DECISION OF THE TRIBUNAL ON PRELIMINARY MATTER
- This is a placing request reference. The Tribunal received the reference form in August 2022.
- I dismiss the reference because it does not fall within the jurisdiction of this Tribunal.
- The respondent raised a preliminary matter under rule 22 of the First-tier Tribunal for Scotland Health and Education Chamber Rules of Procedure 2008 (schedule to SSI 2017/366) (the rules). I invited the respondent to produce written submissions on that matter. These were provided.
- The appellant is unrepresented. During the first case management call (CMC) in September 2022, I encouraged the appellant to consider obtaining representation. The appellant has not been in touch with the Tribunal since her attendance at that CMC.

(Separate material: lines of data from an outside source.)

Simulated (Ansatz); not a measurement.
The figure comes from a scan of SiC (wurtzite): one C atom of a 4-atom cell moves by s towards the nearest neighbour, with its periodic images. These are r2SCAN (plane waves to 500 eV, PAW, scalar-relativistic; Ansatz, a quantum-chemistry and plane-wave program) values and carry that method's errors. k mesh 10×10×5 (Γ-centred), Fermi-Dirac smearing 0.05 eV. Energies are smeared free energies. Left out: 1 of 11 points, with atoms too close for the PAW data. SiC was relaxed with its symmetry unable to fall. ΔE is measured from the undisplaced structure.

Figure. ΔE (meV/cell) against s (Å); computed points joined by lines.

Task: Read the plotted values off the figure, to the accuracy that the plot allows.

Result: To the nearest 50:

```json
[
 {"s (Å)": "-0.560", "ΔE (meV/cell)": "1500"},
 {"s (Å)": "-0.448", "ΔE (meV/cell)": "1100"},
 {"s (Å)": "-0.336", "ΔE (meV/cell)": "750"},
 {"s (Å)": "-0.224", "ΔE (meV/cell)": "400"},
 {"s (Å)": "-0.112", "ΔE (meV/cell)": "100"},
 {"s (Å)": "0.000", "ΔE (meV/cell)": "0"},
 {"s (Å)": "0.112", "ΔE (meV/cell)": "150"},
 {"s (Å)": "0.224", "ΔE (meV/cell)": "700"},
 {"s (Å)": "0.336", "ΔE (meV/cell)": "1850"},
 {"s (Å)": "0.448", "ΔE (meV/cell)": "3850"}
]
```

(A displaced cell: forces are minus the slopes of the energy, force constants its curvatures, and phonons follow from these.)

- The appellant was e-mailed by the Tribunal casework team on 6 September 2022 (copying the directions from the 5 September CMC), on 22 September 2022 (to check if she had instructed legal representation) and again on 22 September (to ask for availability for a further CMC the following week). The appellant did not respond to any of these e-mails.
- I fixed a second CMC to take place on 30 September 2022, and both parties were invited to attend. The respondent attended, but the appellant did not. The respondent confirmed during that call that the appellant had not been in touch with them about the reference since the CMC on 6 September 2022.
- During the 30 September CMC, I confirmed that I would be dismissing the reference, on the basis of the written submissions on the preliminary matter. Both parties were informed of my decision by e-mail, and that my reasons for this decision would follow.
Reasons for the Decision
- The respondent argues that the reference is not within the jurisdiction of this tribunal for two reasons. I will deal with each in turn.
- The first reason (the one I accept, leading to my decision to dismiss the reference), is that the school specified in the request which the appellant claims is a placing request, is not a ‘special school’ as that term is defined in s.29 of the Education (Additional Support for Learning)(Scotland) Act 2004 (the 2004 Act). The respondent explained that the school is a mainstream school with no class or unit which could fall within the definition of special school in s.29 of the 2004 Act, paragraph (b) of that definition. There is nothing in the information available to me to indicate that this is not the case.
- The specified school is a school under the management of the respondent. That means that if the request in question is a placing request, the provision in schedule 2, paragraph 2(1) of the 2004 Act applies. This in turn means that this reference is made under s.18(3)(da)(i) of the 2004 Act. However, that provision only applies where the placing request (if it is one) is one where the school specified in it is a special school. Since this is not the case, even if the appellant’s request is a placing request, she may not challenge its refusal by a reference to this Tribunal.
- The other reason advanced by the respondent in support of its jurisdiction argument is that the request relied upon by the appellant is not a placing request at all. The respondent advances a number of reasons for this argument in its written submissions. The question here is whether the appellant’s request for a deferred (additional) year of schooling for her child at the school then attended by the child (in this case an additional primary 7 year, a request which was refused by the respondent) is a placing request.
- Given my answer to the respondent’s first point, I do not need to answer this, more difficult, question. I make only one comment on this issue (and I made this comment to the respondent at the CMC on 30 September 2022). A different approach to that question may apply when dealing with a deferral application where the pupil is seeking an additional primary 7 year, to that which applies to a request for an additional year at another stage in the education of a child or young person. However, I have not decided this point since a decision on it is not needed to resolve this reference. A decision on this point may be needed in a future reference.
- I carefully considered the procedure to be adopted in dealing with the preliminary matter. The appellant has ceased to engage with the reference, having failed to respond to five contacts (the first CMC and four written communications within the month following the CMC). I considered whether rule 28 applies (Power to dismiss). I decided that it does not, in the context of this case. That rule is applicable where there is a live issue that might lead to dismissal to be decided on the basis of submissions from both parties. The appellant has not responded to several communications. Following the dismissal process in rule 28 would be overly cumbersome. Also relevant is the fact that the argument on which I am deciding to dismiss the reference is one on which the answer is clear - the school is not a special school and so this Tribunal does not have jurisdiction.
- Instead, I make this dismissal decision under rule 50(1) of the rules. This route to a decision is in keeping with the overriding objective in rule 2 of the rules (deciding references fairly and justly), in particular the avoidance of delay (rule 2(2)(e)).